What to do with missing values when plotting with seaborn?

datavinci picture datavinci · Oct 2, 2015 · Viewed 26.8k times · Source

I replaced the missing values with NaN using lambda following function:

data = data.applymap(lambda x: np.nan if isinstance(x, basestring) and x.isspace() else x)

,where data is the dataframe I am working on.

Using seaborn afterwards,I tried to plot one of its attributes,alcconsumption using seaborn.distplot as follows:

seaborn.distplot(data['alcconsumption'],hist=True,bins=100)
plt.xlabel('AlcoholConsumption')
plt.ylabel('Frequency(normalized 0->1)')

It's giving me the following error:

AttributeError: max must be larger than min in range parameter.

Answer

jtlz2 picture jtlz2 · Sep 10, 2018

This is a known issue with matplotlib/pylab histograms!

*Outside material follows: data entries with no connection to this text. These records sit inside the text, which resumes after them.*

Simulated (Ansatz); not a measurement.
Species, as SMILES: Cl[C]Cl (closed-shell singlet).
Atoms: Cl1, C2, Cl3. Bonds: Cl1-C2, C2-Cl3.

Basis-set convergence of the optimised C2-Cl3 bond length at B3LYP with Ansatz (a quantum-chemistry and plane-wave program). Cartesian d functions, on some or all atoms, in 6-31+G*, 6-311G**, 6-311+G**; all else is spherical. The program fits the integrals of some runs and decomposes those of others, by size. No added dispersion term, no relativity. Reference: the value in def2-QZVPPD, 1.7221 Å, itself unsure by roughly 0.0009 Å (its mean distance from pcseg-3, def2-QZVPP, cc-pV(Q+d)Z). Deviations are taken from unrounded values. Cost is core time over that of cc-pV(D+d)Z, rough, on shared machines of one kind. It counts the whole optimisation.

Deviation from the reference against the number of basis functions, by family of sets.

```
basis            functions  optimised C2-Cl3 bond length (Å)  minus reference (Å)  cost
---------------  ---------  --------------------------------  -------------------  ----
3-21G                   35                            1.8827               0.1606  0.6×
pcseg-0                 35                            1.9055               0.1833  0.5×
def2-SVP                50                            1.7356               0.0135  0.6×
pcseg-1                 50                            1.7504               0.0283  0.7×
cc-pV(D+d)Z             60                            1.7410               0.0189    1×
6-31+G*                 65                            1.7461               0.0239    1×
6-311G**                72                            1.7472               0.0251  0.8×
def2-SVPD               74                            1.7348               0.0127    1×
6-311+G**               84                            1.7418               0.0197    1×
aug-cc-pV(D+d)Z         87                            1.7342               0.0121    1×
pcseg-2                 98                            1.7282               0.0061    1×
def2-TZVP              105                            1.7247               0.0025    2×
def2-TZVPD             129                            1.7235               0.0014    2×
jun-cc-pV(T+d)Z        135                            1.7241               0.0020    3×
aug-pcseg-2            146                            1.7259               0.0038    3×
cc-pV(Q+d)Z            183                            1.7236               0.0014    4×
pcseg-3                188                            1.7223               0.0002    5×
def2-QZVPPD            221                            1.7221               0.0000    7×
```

See e.g. https://github.com/matplotlib/matplotlib/issues/6483

where various workarounds are suggested, two favourites (for example from https://stackoverflow.com/a/19090183/1021819) being:

import numpy as np
nbins=100
A=data['alcconsumption']
Anan=A[~np.isnan(A)] # Remove the NaNs

seaborn.distplot(Anan,hist=True,bins=nbins)

Alternatively, specify bin edges (in this case by anyway making use of Anan...):

Amin=min(Anan)
Amax=max(Anan)
seaborn.distplot(A,hist=True,bins=np.linspace(Amin,Amax,nbins))